Reputation: 493
I have a input redshift dataset like the one below:
car_id | driver_id | salesman | tyre_id | price_min | price_max | price_avg
-------+-----------+----------+---------+-----------+-----------+----------
A | 1 | 1 | 9 | 1 | 1 | 1
A | 2 | 1 | 9 | 1 | 1 | 1
A | 3 | 1 | 9 | 1 | 1 | 1
A | 4 | 1 | 9 | 1 | 1 | 1
A | 1 | 2 | 7 | 0 | 1 | 1
A | 2 | 2 | 7 | 0 | 0 | 1
A | 3 | 2 | 7 | 0 | 1 | 1
A | 4 | 2 | 7 | 0 | 0 | 0
I would like to pivot multiple columns whose values may be dynamic in nature. I want to pivot the columns salesman, tyre_id with the values price_min, price_avg, price_max. Basically, each driver_id will have 1 single row.
I can achieve it in python but I need a query as my requirement.
I tried concatenating salesman and tyreId. It partially works but I need help from the expert community for this to achieve fully. Can anyone help me and guide me through this?

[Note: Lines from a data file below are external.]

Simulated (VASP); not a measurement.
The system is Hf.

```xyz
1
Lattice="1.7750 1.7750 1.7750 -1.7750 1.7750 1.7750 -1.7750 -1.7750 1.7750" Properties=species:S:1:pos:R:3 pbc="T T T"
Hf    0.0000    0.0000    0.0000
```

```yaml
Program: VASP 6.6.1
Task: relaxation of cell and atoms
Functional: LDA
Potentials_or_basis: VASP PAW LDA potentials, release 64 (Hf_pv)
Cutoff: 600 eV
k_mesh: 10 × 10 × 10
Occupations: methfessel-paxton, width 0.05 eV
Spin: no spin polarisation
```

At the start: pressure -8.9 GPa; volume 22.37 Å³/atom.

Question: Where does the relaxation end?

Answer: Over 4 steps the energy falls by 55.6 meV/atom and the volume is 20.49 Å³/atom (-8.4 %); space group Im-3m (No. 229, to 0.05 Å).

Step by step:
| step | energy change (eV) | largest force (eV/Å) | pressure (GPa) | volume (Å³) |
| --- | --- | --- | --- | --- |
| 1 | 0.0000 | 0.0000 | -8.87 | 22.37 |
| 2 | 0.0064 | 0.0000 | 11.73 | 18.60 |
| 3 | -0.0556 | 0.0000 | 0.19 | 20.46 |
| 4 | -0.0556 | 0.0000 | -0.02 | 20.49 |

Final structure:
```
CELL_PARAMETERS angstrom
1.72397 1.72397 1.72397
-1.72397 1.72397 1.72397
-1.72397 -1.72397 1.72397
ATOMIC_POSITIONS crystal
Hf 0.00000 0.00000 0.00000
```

This is the query I tried:
CREATE TABLE public.temp_car_id
(
car_id VARCHAR(10),
driver_id INT,
salesman INT,
tyre_id INT,
price_min INT,
price_max INT,
price_avg INT
);
INSERT INTO public.temp_car_id
VALUES
('A',1,1,9,0.61,0.89,0.91),
('A',2,1,9,0.63,0.93,0.58),
('A',3,1,9,0.91,0.83,0.99),
('A',4,1,9,0.53,0.84,0.79),
('A',1,2,7,0.12,0.97,0.87),
('A',2,2,7,0.13,0.30,0.84),
('A',3,2,7,0.17,0.62,0.63),
('A',4,2,7,0.09,0.01,0.19);
SELECT car_id,
driver_id,
CONCAT('.',CONCAT(CONCAT(salesman,'.'), tyre_id)) AS sales_tyre,
price_min,
price_max,
price_avg INTO #temp_car_id_unpivot
FROM public.temp_car_id;
SELECT *
FROM #temp_car_id_unpivot PIVOT (MAX(price_min)
FOR
sales_tyre IN ('.1.9','.2.7'));
Upvotes: 0
Views: 4402
Reputation: 11032
For the example you give I have some more general SQL below but this is for the static case you put in your example. Not sure if you are looking for a general / dynamic pivot functionality but if you are you will need to create some sort of SQL generator that takes the column value you want to pivot as input. This generator can be Redshift external code or a stored procedure but cannot be done in basic SQL on Redshift. The code below can be used as a template for use with such a SQL generator.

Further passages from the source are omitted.